Yes, this is a very critical juncture. You’re in a window here for a couple more months. We’ll make or break whether my bull case for banks plays out, or whether they wind up in a ditch.
So you’re bullish on the banking sector?
At the moment, I’m bullish on the banking sector. But, in the end, good economics is good politics. I think there’s enough collective pressure by
corporate America to not fritter away this opportunity. It’s testing my conviction. I’m saying my earnings adjustments are at risk, because of the paralysis for business activity, but I still think you come out on the other side.

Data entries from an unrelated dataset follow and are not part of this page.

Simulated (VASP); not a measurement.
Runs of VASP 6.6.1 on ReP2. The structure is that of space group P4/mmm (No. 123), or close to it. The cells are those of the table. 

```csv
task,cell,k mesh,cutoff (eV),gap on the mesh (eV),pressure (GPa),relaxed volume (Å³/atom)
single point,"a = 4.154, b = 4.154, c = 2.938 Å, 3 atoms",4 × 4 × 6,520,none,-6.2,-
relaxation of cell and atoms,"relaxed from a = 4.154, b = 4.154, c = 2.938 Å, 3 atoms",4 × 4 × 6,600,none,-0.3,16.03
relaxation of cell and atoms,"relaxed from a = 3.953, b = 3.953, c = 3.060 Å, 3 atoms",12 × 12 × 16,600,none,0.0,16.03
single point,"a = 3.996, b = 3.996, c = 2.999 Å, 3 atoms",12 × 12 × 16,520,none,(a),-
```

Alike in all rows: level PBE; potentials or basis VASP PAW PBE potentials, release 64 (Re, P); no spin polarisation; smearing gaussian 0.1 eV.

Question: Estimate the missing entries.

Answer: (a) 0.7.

It’s like when you take Amtrak: All aboard! So I’m shouting All aboard the bank train, but I’m also shouting, Mind the gap! One year from now, I think you’ll be in a good place, but it’s tricky over the next month or two, depending on
how this policy stuff plays out. Especially in Europe. Boy, they were so pessimistic in Europe about what’s happening here from a policy standpoint. I guess what I’m saying is, Buy the chaos.
Wow, that’s a bold statement.
Well, you buy chaos, and you sell certainty.
It’s what Warren Buffett says: When everyone else is freaking out, be the buyer. That looks good when it works out. It doesn’t look so good when
it doesn’t.
Having said that, the caveat is, don’t go on vacation for more than two days.